I am overly enthusiastic about doing yard work. The messy, blisters on your palms, aching back, mud on the hem of your pants kind of work. I didn't know this about myself. I wonder how much of me I don't know.
I was confused as a child. Everybody else was better than me. I was a Little Nothing. I heard things all the time about growing up to be something. At school, they told me that I could pick anything I wanted to be. At home, I was too poor to be most things. At church, the rest of the things I might have wanted to be were too evil. I could be anything I wanted to be, as long as my parents could afford the education and as long as I talked about Jesus all day and how awesome he was, and how stupid and unhappy you were if you weren't a christian. The end of the world was going to come, one day. It was going to happen in my lifetime, even. My father saw the signs everywhere. A white cow was born with a missing leg or something and then there was an earthquake on the other side of the world. "It's the end times," he would declare. "Are you prepared?"
I didn't believe in the end of the world, but I was scared of it, too.
I think maybe that idea stuck with me and it's hard to get unstuck.
I'm probably afraid of most things, but I do them anyway, because I don't really believe in being afraid.

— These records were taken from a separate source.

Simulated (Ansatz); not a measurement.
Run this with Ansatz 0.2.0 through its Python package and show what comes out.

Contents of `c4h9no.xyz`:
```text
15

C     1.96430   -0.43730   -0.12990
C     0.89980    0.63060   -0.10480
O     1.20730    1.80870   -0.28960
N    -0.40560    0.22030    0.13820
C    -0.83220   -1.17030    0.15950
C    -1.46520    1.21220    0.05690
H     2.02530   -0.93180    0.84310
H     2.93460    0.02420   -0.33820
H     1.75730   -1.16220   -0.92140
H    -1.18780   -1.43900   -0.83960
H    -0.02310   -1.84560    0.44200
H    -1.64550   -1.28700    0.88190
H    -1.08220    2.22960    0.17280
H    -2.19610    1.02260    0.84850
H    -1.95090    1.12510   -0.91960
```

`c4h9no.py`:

This week, Scouty has proven to me that she's all grown up. I can barely lift her anymore, unless she crouches low and boings with all her might so that she soars over my head. So that, after I've held her, I go to pick up Louisey and she's like a deceptively empty milk jug. I prepare for the oof of heaviness, and instead she glides through the air like she's made of nothing at all. Twenty-one pounds of pure, jiggling, sugar sweet nothing.
So, I don't want my almost four year old daughter to be big. I want her to be a baby forever. I know how to have a baby. I've figured babies out. I don't know anything about having a school aged child. There's so much I don't know that sometimes it leaves me on a friend's couch, wiping tears out of my eyes for laughing so hard because our kids are so grown up and mostly it's funny, but it's also a little bit oh my god, and even a little bit sad.
Scouty told me that I'm so bad at cooking that I probably don't even know how to make dippy eggs. "They're a thing daddy makes," she told me after I offered her a freshly baked, vegan pumpkin muffin with perfect little oats sprinkled on the top. "I don't think you've even seen dippy eggs before." I've never seen Kurt cook an egg that he didn't burn, I know that much. I spend hours hunting for, experimenting with and perfecting recipes, and I'm so bad at cooking because I've probably never seen a dippy egg before.
She's also starting asking me where babies come from. I told her that I just wanted an awesome girl, so I stuffed a bunch of awesome into my belly and out she popped! This kind of answer was enough to satisfy a baby. "Who really stuffed the awesome into you?" she asked. "It was daddy, wasn't it? How did he get it in there?"
See? Funny and a little bit ohmygod.
So, all I want to do is go back in time and have my big chubby red headed baby who made faces that I thought, through the fog of sleeplessness, somehow resembled Gordon Ramsey, the tv chef. The little baby who struggled through the word banana and said, "Uh oh!" in a tiny voice when I dropped something. I don't know how to be a mommy of a huge, big, enormous grown up girl.
But, I also didn't used to know that I was a ferocious hedge trimmer and dirt shoveler. I'm so into it that I got out of control today and was knee deep in mud, digging up an unwanted shrub and turning over the compost pile before I realized that I was wearing my brand new, sparkly white around the edges, running shoes.
I didn't how how to be a mommy at all, at first. I just jumped in and got real dirty, and that was the key. I was willing to get really into it. So into it that I didn't notice, or maybe I just didn't care that my baby had barfed into my cleavage right before I was to meet a friend for coffee. I wouldn't even flinch when my hair was stuck to my cheek by pureed peaches. When my husband and I hadn't had sex in a month because I was so tired of being climbed on. When we moved to another city and somehow my entire make up collection just didn't move with us. When I was a dreadlocked mommy who attracted stares at the mall play area in our new city. When I didn't know anybody but my little family and I still packed myself up every day, and put on my bravest coat and went out to find the world. When I just did everything, and did it enthusiastically, even though it was scary.
I'm bad at performing under pressure.
I fold when something is expected of me.
I can't get used to being inside all winter.
I'm terrible at keeping things neat.
I think maybe I've always known those kinds of things.
I'm really good at baking bread, though. I didn't know that.
And calming down a screaming baby.
And riding bikes.
And swimming to the very deepest part of the wave pool to touch the wall.
I'm good at building a fire.
And coming to terms with things.
Here comes spring.
John Lennon's Working Class Hero.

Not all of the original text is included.